Of course, some aspects of Code4Lib aren’t unique. The topic area certainly isn’t; library technology is not suffering any particular lack of conferences. While I believe that Code4Lib was one of the first libtech conferences to carve out time for lightning talks, many conferences do that nowadays. Code4Lib’s dependence on volunteer labor certainly isn’t unique, although putting aside keynote speakers) Code4Lib may be unique in having zero paid staff.

Code4Lib’s practice of requiring local hosts to bootstrap their fiscal operations from ground zero might be unique, as is the fact that its planning window does not extend much past 18 months. Of course, those are both arguably misfeatures that having fiscal continuity could alleviate.

Overall, the result has been a success by many measures. Code4Lib can reliably attract at least 400 or 500 attendees. Given the notorious registration rush each fall, it could very likely be larger. With its growth, however, come substantially higher expectations placed on the local hosts, and rather larger budgets — which circles us right back to the question of fiscal continuity.

I’ll close with a question: what have I missed? What makes Code4Lib qua annual conference special?

Update 2016-06-29: While at ALA Annual, I spoke with someone who mentioned another distinctive aspect of the conference: the local host is afforded broad latitude to run things as they see fit; while there is a set of lore about running the event and several people who have been involved in multiple conferences, there is no central group that dictates arrangements.  For example, while a couple recent conferences have employed a professional conference organizer, there’s nothing stopping a motivated group from doing all of the work on their own.

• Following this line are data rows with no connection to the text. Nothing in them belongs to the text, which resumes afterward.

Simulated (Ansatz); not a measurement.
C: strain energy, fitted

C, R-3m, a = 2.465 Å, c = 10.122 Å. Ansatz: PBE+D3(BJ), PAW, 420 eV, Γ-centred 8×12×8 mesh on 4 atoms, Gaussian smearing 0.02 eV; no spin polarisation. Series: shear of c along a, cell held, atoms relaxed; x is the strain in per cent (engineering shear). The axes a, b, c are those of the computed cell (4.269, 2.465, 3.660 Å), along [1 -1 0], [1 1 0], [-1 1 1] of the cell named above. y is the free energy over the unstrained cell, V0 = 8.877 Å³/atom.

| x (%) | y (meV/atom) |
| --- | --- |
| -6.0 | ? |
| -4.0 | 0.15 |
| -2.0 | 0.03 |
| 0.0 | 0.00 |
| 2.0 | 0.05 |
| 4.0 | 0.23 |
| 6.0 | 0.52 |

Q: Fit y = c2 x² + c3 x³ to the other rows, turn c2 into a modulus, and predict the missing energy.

Cataloging and coding as applied empathy: a Mashcat discussion prompt

Consider the phrase “Cataloging and coding as applied empathy”.  Here are some implications of those six words:

  • Catalogers and coders share something: what we build is mainly for use by other people, not ourselves. (Yes, programmers often try to eat our own dogfood, and catalogers tend to be library users, but that’s mostly not what we’re paid for.)
  • Consideration of the needs of our users is needed to do our jobs well, and to do right by our users.
  • However: we cannot rely on our users to always tell us what to do:
    • sometimes they don’t know what it is possible to want;
    • sometimes they can’t articulate what they want in a way that lends itself to direct translation to code or taxonomy;
    • it is rarely their paid job to tell us what they want, and how to build it.
  • Waiting for users to tell exactly us what to do can be a decision… to do nothing. Sometimes doing nothing is the best thing to do; often it’s not.
  • Therefore, catalogers and coders need to develop empathy.
  • Applied empathy: our catalogs and our software in some sense embody our empathy (or lack thereof).
  • Applied empathy: empathy can be a learned skill.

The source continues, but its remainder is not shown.